# unif: Uniform distribution on the hypersphere In rotasym: Tests for Rotational Symmetry on the Hypersphere

 unif R Documentation

## Uniform distribution on the hypersphere

### Description

Density and simulation of the uniform distribution on S^{p-1} := {x \in R^p : ||x|| = 1}, p≥ 1. The density is just the inverse of the surface area of S^{p-1}, given by

ω_p := 2π^{p/2} / Γ(p/2).

### Usage

d_unif_sphere(x, log = FALSE)

r_unif_sphere(n, p)

w_p(p, log = FALSE)


### Arguments

 x locations in S^{p-1} to evaluate the density. Either a matrix of size c(nx, p) or a vector of length p. Normalized internally if required (with a warning message). log flag to indicate if the logarithm of the density (or the normalizing constant) is to be computed. n sample size, a positive integer. p dimension of the ambient space R^p that contains S^{p-1}. A positive integer.

### Details

If p = 1, then S^{0} = \{-1, 1\} and the "surface area" is 2. The function w_p is vectorized on p.

### Value

Depending on the function:

• d_unif_sphere: a vector of length nx or 1 with the evaluated density at x.

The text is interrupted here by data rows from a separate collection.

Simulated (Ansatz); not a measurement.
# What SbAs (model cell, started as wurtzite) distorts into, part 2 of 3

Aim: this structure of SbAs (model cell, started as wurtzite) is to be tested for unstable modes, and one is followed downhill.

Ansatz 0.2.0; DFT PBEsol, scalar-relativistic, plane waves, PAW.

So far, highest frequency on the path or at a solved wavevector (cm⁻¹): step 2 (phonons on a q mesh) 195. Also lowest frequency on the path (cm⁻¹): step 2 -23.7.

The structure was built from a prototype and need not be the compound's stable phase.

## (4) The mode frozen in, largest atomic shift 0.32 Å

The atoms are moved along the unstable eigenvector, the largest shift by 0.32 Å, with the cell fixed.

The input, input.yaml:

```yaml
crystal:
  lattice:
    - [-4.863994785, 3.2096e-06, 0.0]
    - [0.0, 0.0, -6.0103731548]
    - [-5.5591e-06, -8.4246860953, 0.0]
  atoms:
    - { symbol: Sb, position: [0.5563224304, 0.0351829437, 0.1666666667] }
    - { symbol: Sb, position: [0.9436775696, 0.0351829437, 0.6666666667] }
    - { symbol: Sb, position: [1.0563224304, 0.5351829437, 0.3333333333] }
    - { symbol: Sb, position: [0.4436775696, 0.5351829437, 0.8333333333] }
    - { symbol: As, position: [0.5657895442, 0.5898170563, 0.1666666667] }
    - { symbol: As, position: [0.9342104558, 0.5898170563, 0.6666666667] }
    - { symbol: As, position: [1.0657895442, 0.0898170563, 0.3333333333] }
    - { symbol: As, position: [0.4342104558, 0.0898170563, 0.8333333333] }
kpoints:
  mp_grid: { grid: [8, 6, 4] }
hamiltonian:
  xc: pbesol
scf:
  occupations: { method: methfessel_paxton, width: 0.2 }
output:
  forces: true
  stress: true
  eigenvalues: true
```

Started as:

• r_unif_sphere: a matrix of size c(n, p) with the random sample.

• w_p: the surface area of S^{p-1}.

### Author(s)

Eduardo García-Portugués, Davy Paindaveine, and Thomas Verdebout.

### Examples

## Area of S^{p - 1}

# Areas of S^0, S^1, and S^2
w_p(p = 1:3)

# Area as a function of p
p <- 1:20
plot(p, w_p(p = p), type = "o", pch = 16, xlab = "p", ylab = "Area",
main = expression("Surface area of " * S^{p - 1}), axes = FALSE)
box()
axis(1, at = p)
axis(2, at = seq(0, 34, by = 2))

## Simulation and density evaluation for p = 1, 2, 3

# p = 1
n <- 500
x <- r_unif_sphere(n = n, p = 1)
barplot(table(x) / n)

# p = 2
x <- r_unif_sphere(n = n, p = 3)
plot(x)